Mendocino Wine Country is one of California’s best-kept secrets that’s void of crowds and traffic, pomp and circumstance. Sip through this guide to get to know the activities and the Anderson Valley wineries to sip in.
Quite possibly California wine country’s most underrated region, Mendocino is a bit like the Wild Wild West. It’s remote and rugged, unpolished yet beautiful, its landscape dotted by redwoods and hugged by the Pacific ocean. With 12 AVAs, Mendocino is a wine region made up of small, independent, and free-thinking farmers and wine producers that have no qualms about being in the shadow of Napa and Sonoma. Better known for their cannabis production, they prefer it this way — to remain a best-kept secret that’s void of crowds and traffic, pomp and circumstance.
American Viticultural Areas (AVA) are designated wine grape-growing region in the United States distinguishable by geographic features, with boundaries defined by the Alcohol and Tobacco Tax and Trade Bureau (TTB).
A big part of Mendocino’s elusiveness is the fact that it’s not exactly easy to get to. It’s not close to any major airports and is nearly a three-hour drive from San Francisco along some meandering country roads. But those who make the trek don’t regret it.
Why Visit Mendocino Wine Country
Anderson Valley is the heart of Mendocino wine country, located roughly an hour southeast of the tiny, coastal town of Mendocino. Anchored by the slow-paced, two-block town of Boonville, Anderson Valley has more than 30 wineries and tasting rooms to visit showcasing Mendocino’s stellar, cool-climate pinot noir and chardonnay, plus a knack for sparkling wine production. If you can, plan your visit around the region’s two wine festivals: The Anderson Valley Pinot Noir Festival in May and the Winter White Wine Festival in February.
Top Anderson Valley Wineries to Visit in the Mendocino Wine Country
A biodynamic farm, dairy, creamery, and vineyard in one, Pennyroyal exudes to the bucolic Anderson Valley way of life. Book a seat on their sun-drenched patio for a wine and cheese tasting, featuring Pennyroyal’s estate wines and handmade farmstead cheeses. Don’t forget to say hi to the goats and sheep before you leave.

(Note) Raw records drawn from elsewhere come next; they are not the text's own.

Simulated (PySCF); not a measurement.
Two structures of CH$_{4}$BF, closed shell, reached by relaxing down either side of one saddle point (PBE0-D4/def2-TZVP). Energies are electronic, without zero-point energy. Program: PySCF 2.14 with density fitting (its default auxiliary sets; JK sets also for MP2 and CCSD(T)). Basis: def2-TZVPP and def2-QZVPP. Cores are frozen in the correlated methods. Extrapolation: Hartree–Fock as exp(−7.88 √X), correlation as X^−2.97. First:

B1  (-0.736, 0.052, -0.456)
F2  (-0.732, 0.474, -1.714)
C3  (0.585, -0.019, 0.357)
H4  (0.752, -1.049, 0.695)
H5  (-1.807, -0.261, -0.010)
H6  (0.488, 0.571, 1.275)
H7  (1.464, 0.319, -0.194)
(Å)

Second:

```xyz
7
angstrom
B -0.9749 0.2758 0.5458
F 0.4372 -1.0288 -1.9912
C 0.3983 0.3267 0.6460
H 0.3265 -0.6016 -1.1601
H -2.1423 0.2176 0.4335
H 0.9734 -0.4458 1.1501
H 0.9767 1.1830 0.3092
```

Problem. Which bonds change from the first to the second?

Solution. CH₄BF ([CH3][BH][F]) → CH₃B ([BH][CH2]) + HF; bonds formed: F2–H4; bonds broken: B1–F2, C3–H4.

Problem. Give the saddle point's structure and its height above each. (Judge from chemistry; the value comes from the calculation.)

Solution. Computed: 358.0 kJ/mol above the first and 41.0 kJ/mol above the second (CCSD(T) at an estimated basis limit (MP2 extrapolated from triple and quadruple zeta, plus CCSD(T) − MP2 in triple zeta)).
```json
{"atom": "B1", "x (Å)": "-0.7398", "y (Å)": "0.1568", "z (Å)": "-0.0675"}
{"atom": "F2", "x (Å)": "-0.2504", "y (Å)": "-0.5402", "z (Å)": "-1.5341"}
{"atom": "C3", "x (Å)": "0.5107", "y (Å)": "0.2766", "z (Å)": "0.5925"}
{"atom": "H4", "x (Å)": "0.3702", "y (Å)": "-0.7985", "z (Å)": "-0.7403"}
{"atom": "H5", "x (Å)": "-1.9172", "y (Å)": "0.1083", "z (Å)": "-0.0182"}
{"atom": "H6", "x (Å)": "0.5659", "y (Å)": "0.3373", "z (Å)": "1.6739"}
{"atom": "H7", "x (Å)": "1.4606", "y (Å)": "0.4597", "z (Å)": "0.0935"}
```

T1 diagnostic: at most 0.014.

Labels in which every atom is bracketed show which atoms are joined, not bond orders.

This unassuming tasting room and winery is a bit of a hidden gem, beloved by those in the know. Lichen has a solid sparkling wine program plus some truly unique bottlings, like a pinot gris that Robert Parker raved about, a white pinot noir, and a solera pinot that’s a blend of seven vintages.
A wave of young and energetic winemakers are planting their flags in Anderson Valley and shaking things up, but a visit to this region wouldn’t be complete without a stop at one of its most classic estates. Roederer produces some of the best bubbly in California and has pioneered a modern-day sparkling wine movement within the region.
Soak up one of the best views in Anderson Valley at Toulouse Vineyards, a rustic retreat that sits high up in the redwoods on 160 acres and overlooks the Navarro River. Toulouse has some fun varietals beyond the standard pinot noir and chardonnay, like a riesling, gewürztraminer, and valdiguie.
Bee Hunter makes so many wines it’s dizzying, but it’s fun to sort of “choose your own adventure” at their oh-so-casual Boonville tasting room, where you’ll likely get to hang with some adorable pups while you sip. Andy DuVigneaud, who owns Bee Hunter with his wife Ali, is one of the few winemakers in Anderson Valley that was born and raised in town.
Make sure you also stop in at local wine shop Disco Ranch to sample and stock up on bottles from many small Mendocino producers that don’t have tasting rooms. Producers to look out for include Read Holland, Lussier, Maggy Hawk, Minus Tide, and Romas Vineyard.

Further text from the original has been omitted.